From early work on the history of corporate architecture in the United States to recent work on universities as media complexes, Martin has studied the material and cognitive infrastructures of cultural, technological, and political-economic modernity. His first book, The Organizational Complex (2003), showed how architecture, the visual arts, cybernetics, and the social sciences formed an organizing nexus within the post-World War II military-industrial complex; his second book, Utopia’s Ghost (2010), showed how the postmodern injunction against structural change, derived from this corporate complex, failed fully to exorcise the architectural “ghosts” of utopian thought and praxis. Shifting scales, The Urban Apparatus (2016) charts a mediapolitics of the contemporary city in a series of essays on the infrastructures of global urbanization. Most recently, Knowledge Worlds (2021) reconstructs the uneven transition from liberal to neoliberal reason across two centuries in colleges and universities in the United States, as a history of boundaries and figures of thought drawn and redrawn by media complexes.

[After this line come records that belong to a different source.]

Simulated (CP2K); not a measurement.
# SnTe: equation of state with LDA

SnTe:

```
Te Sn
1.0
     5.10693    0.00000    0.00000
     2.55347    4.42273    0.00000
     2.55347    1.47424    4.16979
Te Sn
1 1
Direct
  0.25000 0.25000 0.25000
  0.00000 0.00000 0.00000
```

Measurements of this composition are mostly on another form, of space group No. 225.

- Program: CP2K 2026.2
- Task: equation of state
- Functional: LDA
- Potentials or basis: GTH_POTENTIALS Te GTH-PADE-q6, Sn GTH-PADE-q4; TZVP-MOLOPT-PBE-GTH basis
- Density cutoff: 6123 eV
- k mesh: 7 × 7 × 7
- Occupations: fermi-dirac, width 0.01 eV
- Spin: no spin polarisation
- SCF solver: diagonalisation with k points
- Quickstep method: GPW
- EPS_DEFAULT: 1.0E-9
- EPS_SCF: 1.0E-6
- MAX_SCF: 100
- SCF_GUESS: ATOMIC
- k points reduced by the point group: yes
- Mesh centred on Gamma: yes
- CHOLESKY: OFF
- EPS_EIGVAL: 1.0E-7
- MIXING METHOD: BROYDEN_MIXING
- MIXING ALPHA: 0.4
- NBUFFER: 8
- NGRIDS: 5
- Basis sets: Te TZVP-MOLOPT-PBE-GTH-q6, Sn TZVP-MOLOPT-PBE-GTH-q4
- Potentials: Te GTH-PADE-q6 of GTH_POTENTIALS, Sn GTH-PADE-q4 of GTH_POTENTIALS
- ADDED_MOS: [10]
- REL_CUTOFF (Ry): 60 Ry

Martin continues to study historical relations between ideas and things. One current project joins architectural history, philosophical aesthetics, and symbolic form at the threshold of analytic and critical thought; another outlines a political ecology of energy and engineering, from petroleum geology in Texas, to microwave technologies in Silicon Valley, to photovoltaics in New Jersey.

Martin has also been a frequent public essayist on architecture, politics, urbanization, and climate change. At Columbia, Martin is a member of the Center for Comparative Media, the Institute for Comparative Literature and Society, and the Committee on Global Thought, and is a former chair of the Society of Fellows / Heyman Center for the Humanities. At GSAPP, he is former director of the Temple Hoyne Buell Center for the Study of American Architecture. He was also a founding co-editor of the interdisciplinary journal Grey Room.

 

Among numerous awards and fellowships, Martin is the recipient of an honorary doctorate from the Eesti Kunstiakadeemia / Estonian Academy of Arts. He holds a PhD from Princeton University, a Grad.Dipl from the Architectural Association, and a B.Arch from Rensselaer Polytechnic Institute.

 

For over a decade Martin collaborated with Kadambari Baxi in an art-based architecture partnership; their work has been exhibited and published internationally.